This is a good free play activity. See the Play-Debrief-Replay method of teaching in the resource.
Note: please read about the short circuit possibility under Phenomena below, and stop them before the battery and wire gets too hot.
Optional: discuss with students what electricity is (a flow of electrons through a wire or something that can allow them to move in it). Ask them to think about this concept as they experiment. Use this concept as phenomena are explained later.
Show students their materials: battery, bulb, wires, clips and tape.
For Ks show them how to build a simple circuit with two wires, a battery and a bulb, and allow all to succeed before adding more components.
For all other students:
Show students how to how make more wires as follows: Tear off a length of foil from the roll. Make lengths of masking tape the width of the foil, and tape them next to each other to fill one side of the foil. Tear between the strips of tape, to make lengths of foil backed with tape.
Alternatively, clip wires from a string of holiday lights, or use purchased wires.
Show students how to make circuits by taping wires and bulbs to the desk, making sure there is a good connection between the metals of each.
Optional: show students how to clip bulbs from holiday lights (and long insulated wires if they wish to use these instead of the foil wires).
Start free play.
(Watch for short circuits: students bridging the ends of the battery with only the wire. The wires and the battery will get hot when a lot of current passes through them. Stop students from holding a short circuit configuration for more than a couple of seconds.)
Once students have experimented for a while ask them to leave their materials, and gather to discuss what they find.
Discuss electricity concepts as students come up with them. Encourage discussion between students about what they found.
Start to use symbols for circuit components.
Phenomena likely to come up, and terminology for them:
Short circuit, when a battery is connected by a wire at both ends, with no bulb. The current can flow fast between the ends of the battery, until the wire and the battery gets hot. Do not let short circuits run for very long.
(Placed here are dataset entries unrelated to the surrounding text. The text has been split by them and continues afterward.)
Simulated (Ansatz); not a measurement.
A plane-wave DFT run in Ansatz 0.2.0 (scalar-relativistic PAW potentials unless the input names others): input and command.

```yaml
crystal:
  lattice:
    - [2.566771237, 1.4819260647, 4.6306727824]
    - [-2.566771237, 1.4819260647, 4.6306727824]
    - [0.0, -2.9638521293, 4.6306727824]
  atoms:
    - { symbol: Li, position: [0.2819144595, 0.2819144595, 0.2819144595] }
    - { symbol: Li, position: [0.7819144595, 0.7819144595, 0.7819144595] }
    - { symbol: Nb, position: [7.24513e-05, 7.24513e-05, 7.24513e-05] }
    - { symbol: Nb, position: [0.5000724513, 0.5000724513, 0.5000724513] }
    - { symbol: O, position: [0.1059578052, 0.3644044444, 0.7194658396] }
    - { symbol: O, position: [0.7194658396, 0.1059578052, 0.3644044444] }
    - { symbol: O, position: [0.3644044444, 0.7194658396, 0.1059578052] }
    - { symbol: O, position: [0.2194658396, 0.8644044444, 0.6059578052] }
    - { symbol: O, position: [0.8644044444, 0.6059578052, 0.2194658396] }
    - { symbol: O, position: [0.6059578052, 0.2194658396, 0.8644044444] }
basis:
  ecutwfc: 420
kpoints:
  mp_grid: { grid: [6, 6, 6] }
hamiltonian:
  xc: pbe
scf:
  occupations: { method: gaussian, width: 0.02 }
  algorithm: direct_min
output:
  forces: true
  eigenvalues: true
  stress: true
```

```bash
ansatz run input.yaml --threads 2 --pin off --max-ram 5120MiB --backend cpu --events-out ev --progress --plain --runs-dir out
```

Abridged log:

Lighting the bulb: they will have found that they need to make a circle, containing a battery and a bulb to make the bulb light. Discuss that the electrons flow from one end of the battery (the negative) around the circuit and into the other end of the battery (the positive). If there is no circle, there will be no current and the bulb will not light. Students may experiment with number of batteries and numbers of bulbs.
Series circuit: when the battery and bulbs are all in a line. The energy from the battery is divided between the bulbs, so the brightness of the bulb will depend on how many batteries and bulbs there are.
Blowing a bulb: with a lot of batteries (at least 5) and one bulb the bulb will blow, as too much current flowing through it melted the element and broke the circuit.
Switch: students will find that some bulbs go on and off as they move the wires around. The contact is being broken, which breaks the circuit. Real switches break the circuit in a more controlled manner.
Parallel circuit: when there is more than one path for the current to flow, most simply with two bulbs straddling one battery. The brightness of the bulbs should be the same as when there is just one bulb, as each bulb will draw as much current as one alone when they are in parallel (unlike when they are in series).
Help students come up with new experiments to investigate more deeply (suggest students with similar questions work together).
If they have not already changed numbers of batteries and bulbs, encourage them to do so.
If they have not already made different shapes of circuits (series and parallel), encourage them to do so.
Regroup once more to share discoveries.
Encourage students to continue at home, as the materials are easy to obtain.